ROANOKE TIMES 
                      Copyright (c) 1996, Roanoke Times

DATE: Friday, May 17, 1996                   TAG: 9605170071
SECTION: NATIONAL/INTERNATIONAL   PAGE: A-1  EDITION: METRO 
DATELINE: WASHINGTON
SOURCE: From The Washington Post and the Los Angeles Times
NOTE: Above 


ADMIRAL COMMITS SUICIDE COMBAT MEDAL QUESTIONS RAISED

Admiral Jeremy M. ``Mike'' Boorda, the U.S. Navy's top officer, committed suicide Thursday after leaving two notes lamenting the coming disclosure by journalists that he had improperly worn two bronze ``V'' pins - normally awarded for valor in combat - on Vietnam-era decorations he received.

Boorda, 56, the only former enlisted man ever to become chief of naval operations, shot himself in the chest with a .38-caliber revolver while in a yard outside his home in the Washington Navy Yard, according to Pentagon and police officials.

The shooting occurred less than two hours after Boorda learned at 12:15 p.m. that two reporters from Newsweek magazine would be visiting in the afternoon. They were coming to discuss why until last year Boorda had worn the two pins on ribbon decorations, although the official citations bestowing the ribbons did not explicitly say the pins had been earned.

Law enforcement sources said Boorda left two notes, one to his wife and family and another to all Navy sailors. In the message to sailors, Boorda acknowledged he made a mistake in wearing the ``V'' pins. He had wrongly thought he was entitled to them, he said, but worried that some would never see his action as an honest mistake.

Friends described Boorda as a highly sensitive person who took criticism of himself and the Navy personally and who lacked a tough hide.

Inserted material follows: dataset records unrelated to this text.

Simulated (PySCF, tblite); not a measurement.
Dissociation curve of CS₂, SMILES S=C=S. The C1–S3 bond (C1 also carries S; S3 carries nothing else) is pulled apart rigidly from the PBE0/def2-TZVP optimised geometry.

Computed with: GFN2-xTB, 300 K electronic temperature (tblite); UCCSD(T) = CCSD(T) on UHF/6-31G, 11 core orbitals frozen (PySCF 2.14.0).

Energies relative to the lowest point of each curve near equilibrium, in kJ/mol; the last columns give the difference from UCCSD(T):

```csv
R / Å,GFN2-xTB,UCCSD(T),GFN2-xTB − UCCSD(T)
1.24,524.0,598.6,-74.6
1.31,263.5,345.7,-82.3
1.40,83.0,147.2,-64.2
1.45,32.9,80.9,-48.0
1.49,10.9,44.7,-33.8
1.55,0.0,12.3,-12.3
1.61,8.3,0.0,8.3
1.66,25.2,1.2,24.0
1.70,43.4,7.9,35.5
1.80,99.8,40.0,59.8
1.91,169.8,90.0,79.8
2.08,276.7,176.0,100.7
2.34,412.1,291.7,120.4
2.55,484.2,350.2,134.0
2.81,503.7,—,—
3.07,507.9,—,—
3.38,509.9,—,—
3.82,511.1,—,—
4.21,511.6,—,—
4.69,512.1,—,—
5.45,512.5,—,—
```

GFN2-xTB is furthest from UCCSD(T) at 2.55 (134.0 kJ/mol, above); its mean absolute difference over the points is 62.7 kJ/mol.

``Any attack on the Navy, Mike Boorda would absorb as a body blow,'' said a Navy official who was a friend of Boorda's for decades. ``He felt things very keenly.''

Rear Adm. Kendell Pease, the Navy's top spokesman, had been the one to inform Boorda of the Newsweek inquiry. Pease told reporters that Boorda had appeared ``concerned'' about the interview but willing to proceed with it.

``How do we want to handle it?'' Pease quoted Boorda as asking. ``Then he answered the question himself: `We'll just tell the truth,' he said.''

With that, Pease said, Boorda declined to eat a lunch being served in his office and left for home, directing Adm. Jay Johnson, the vice chief of naval operations, to attend a 1 p.m. meeting with Deputy Secretary of Defense John White in his stead but indicating he would return for the 2:30 appointment with Newsweek.

Newsweek issued a statement late Thursday saying it was saddened by the tragedy and confirming that it was working on the story. ``Obviously, we had not published a story and had not reached any conclusions,'' the statement said.

Navy officials said the citations accompanying the medals that Boorda wore indicated that the decorations in question were awarded in connection with a ``combat operation,'' but they did not specifically authorize him to wear a ``Combat V'' on the service ribbon.

However, the officials said, the medals were awarded during the Vietnam War, at a time when virtually every decoration was given for ``combat operations.'' They said it was not immediately clear whether Boorda was entitled to wear the Combat V or not.

Roger Charles, a former Marine Corps officer now with the National Security News Service, which initially broached the questions about Boorda's right to wear the Combat V, said he had talked extensively with Newsweek before the magazine decided to pursue the story.

Charles said his own research showed that although Boorda was on a ship that shelled the Vietnam coast in 1965, the mission would not have made him eligible to wear the Combat V under the rules in effect at the time, nor would the medal that he won have qualified him for it.

It was not clear what the consequences would have been if Boorda had worn the Combat V improperly.


LENGTH: Medium:   74 lines
ILLUSTRATION: PHOTO:  (headshot) Boorda. color.